HOW CAN I FIND THE DOMAIN AND THE RANGE of these functions?

Question

Please help me. If I see some examples on how to solve these, maybe I'll get better at them.

12x^2–15

DOMAIN: (-infinity, infinity)
RANGE: ???????

sqrt(x) + 12

DOMAIN: ??????
RANGE: ??????

x+12/x^2-36

That's supposed to be a fraction.

DOMAIN: ?????????

I have to write all of these in interval notation. These are from work online, which is completely different from my notes and the problems from my text book, leaving me very, very confused. Please help me.

Answer 1

In the first question you have to find the minimum value of 12x^2-15, in the second the domain is clearly where the square root is defined, i.e. x>=0; for the range you to look for the minimum of sqrt(x)+12, which is very feasible :)

In the third question all depends if you have some more brackets in the denominator, as in
(x+12)/(x^2-36)
or not. Anyway you have to take away all points x which give a denominator =0

Answer 2

The 3 problems you're asking about are typically called functions of an independent variable (in your cases x is the symbol chosen to represent the independent variable).

The domain of the independent variable is all real values that "kick out" a function value.
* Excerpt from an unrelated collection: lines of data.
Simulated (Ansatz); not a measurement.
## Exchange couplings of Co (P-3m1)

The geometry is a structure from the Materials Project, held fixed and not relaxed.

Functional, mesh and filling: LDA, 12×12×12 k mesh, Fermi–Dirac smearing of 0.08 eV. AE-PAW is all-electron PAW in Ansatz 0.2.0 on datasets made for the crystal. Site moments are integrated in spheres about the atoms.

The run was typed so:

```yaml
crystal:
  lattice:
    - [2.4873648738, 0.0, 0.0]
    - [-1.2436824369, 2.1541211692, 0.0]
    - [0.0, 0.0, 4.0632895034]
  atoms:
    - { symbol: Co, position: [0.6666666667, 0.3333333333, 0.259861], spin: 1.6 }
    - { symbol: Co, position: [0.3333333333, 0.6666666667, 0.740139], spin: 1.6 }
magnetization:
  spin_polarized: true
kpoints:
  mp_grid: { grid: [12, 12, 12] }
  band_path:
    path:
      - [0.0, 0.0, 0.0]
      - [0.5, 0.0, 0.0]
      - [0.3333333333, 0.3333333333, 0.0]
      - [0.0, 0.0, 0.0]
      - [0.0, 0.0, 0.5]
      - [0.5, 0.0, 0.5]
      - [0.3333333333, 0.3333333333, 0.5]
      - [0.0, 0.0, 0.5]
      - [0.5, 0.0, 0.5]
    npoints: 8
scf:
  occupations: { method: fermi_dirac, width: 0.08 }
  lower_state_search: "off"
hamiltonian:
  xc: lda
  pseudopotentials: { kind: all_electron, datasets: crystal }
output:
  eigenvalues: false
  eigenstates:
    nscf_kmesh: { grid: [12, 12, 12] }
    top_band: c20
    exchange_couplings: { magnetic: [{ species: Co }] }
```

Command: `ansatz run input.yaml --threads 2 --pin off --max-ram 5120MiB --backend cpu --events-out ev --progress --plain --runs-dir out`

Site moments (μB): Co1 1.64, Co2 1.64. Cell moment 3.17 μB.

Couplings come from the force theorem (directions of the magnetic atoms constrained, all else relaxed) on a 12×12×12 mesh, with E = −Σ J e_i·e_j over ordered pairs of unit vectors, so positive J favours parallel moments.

So in f(x) = 12x^2 - 15 you look at the operation(s) going on
(only multiplying and subtraction, which are "closed" -- that is, any mult and subt operation with real numbers will always have real number answers), and thus conclude ALL real numbers, i.e. (-inf, +inf) is the domain.

Having determined the domain then you determine what function values (range elements) are gonna be generated by elements from the domain. You notice that squaring any real number will make it always >= 0, then multiplied by 12 and reduced by 15. Logically, then the range has a lower limit of -15, and then can get as large as you please. So the range is [-15, +inf)

Second problem: f(x) = sqrt(x) + 12

You only take sqrt of non-neg numbers and your sqrt is single valued, always >= 0. Your domain is [0, + inf).
Your range is [12, +inf)
-------------------------------------------------
A "raw spot" in your problem f(x) = x + 12/x^2 - 36 is that without grouping symbols there tends to be ambiguity. If you feed f(0) = 0 + 12/0^2 - 36 into a scientific calculator, you'll get a divide by zero error (implying zero isn't in the domain). But IF YOU MEANT

f(x) = x + 12/(x^2 -36), then f(0) would be -1/3 and zero would be in the domain.

The point is that with the ambiguity in your 3rd problem it's hard to determine what the function is and therefore what its domain and range would be. PLEASE USE GROUPING SYMBOLS TO REMOVE ANY AMBIGUITY.

Answer 3

Remember - the domain is all possible x values, the range is all possible y values.

----------------------------
12x^2 - 15

the domain is all real numbers (- infinity, infinity)
The range is ( -15, infinity)
------------------------
sqrt (x) + 12

the domain is all positive real numbers (0, infinity) - because you can't have the square root of a negative number in this situation.

The range is all positive real numbers (12, infinity) - it's "positive" square root x, so you'll always have a positive number plus 12, so it's always going to be greater than 0.
--------------------------------------------------
(x+12)/(x^2 - 36)

First, set the denominator =0 and solve for x:
x^2 - 36 = 0
(x - 6)(x + 6) = 0
x = -6 and 6

So, the domain is all real numbers
except x is NOT equal to -6 or 6.
The range will be all real numbers (-infinity, infinity)

Answer 4

12x^2-15
range: (-15, infinity)

sqrt(x) +12
domain: x>or= 0 or (0, infinity)
range: (12, Infinity)

(x+12)/ (x^2 -36)
domain: x not = 6 and x not= -6 or (-infinity,-6) and
(-6,6) and (6, infinity)

Answer 5

12x^2-15
Domain (-infinity , +infinity)
range [-15 , +infinity)

sqrt(x)+12
Domain [0 , +infinity)
Range [12 , +infinity)

(x+12)/x^2-36
Domain (-infinity , 6) + (6 , +infinity) (Any number exclude 6)